Toyota to Build New Plant in India to Make Small Car

Will build 100,000 passanger vehicles

Toyota Motor said on April 11 it plans to invest $350 million to build a new plant in India and develop a small car for one of the world's fastest-growing motoring markets. The automaker's second plant, which aims to start production in 2010, will go up on the site of the Toyota Kirloskar Motor (TKM) facility on the outskirts of the southern Indian IT hub of Bangalore.

It will manufacture an annual 100,000 passenger vehicles, taking TKM's overall capacity to more than 160,000 units.

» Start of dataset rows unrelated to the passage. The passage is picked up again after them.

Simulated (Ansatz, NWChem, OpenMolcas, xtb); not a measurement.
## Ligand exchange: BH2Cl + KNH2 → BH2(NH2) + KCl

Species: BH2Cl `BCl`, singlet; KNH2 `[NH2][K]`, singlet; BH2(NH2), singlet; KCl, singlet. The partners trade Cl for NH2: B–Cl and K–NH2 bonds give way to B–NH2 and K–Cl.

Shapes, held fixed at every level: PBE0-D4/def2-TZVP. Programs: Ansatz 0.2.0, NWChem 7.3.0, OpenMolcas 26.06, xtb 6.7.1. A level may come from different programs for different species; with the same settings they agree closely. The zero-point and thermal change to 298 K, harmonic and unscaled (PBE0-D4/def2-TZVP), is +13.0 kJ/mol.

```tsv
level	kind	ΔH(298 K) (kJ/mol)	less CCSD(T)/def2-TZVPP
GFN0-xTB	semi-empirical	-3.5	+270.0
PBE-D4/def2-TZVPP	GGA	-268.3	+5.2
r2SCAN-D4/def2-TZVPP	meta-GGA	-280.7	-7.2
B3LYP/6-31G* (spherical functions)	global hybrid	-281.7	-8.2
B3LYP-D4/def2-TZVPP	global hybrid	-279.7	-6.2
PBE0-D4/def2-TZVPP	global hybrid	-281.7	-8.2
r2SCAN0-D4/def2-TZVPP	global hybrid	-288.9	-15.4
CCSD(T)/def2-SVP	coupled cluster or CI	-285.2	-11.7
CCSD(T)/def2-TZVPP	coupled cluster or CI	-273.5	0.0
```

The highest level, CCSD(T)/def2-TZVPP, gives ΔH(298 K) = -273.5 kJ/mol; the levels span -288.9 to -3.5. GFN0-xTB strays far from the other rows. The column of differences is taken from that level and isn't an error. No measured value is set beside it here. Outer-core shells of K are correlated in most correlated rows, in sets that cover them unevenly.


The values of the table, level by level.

"Plans call for the second TKM plant to produce passenger vehicles, including the Corolla as well as a new strategic small car, which is being developed with the aim of meeting the broad needs of customers in India," the statement said. Toyota said the move was in response to "the market expansion that has accompanied the development of motorisation in India." It owns 89% of its joint venture with Kirloskar, which holds the remaining 11%.

Toyota and other carmakers are competing to increase their share of a market where automobile sales are forecast to reach two million units by 2010, from 1.4 million last year, as the economy expands and middle-class incomes rise.Last year, it sold 54,000 vehicles, including the Corolla sedan and the Innova minivan, in India, but lags far behind smaller rival Suzuki Motor, which entered the market in the 1980s. Suzuki, which holds a majority stake in Maruti Udyog, the country's largest auto firm, logged sales of 764,842 vehicles as it rode on the popularity of small, inexpensive cars.

Automakers including Volkswagen and General Motors plan to invest billions of dollars in India, where the Tata group in January unveiled the world's cheapest car for $2,500 , promising to revolutionise travel for millions.

"The Indian automobile market -- large, medium and small -- is getting crowded but it is still a large and growing market," said automobile industry analyst Murad Ali Baig. "International carmakers are also finding India to be a useful base for global production," he added.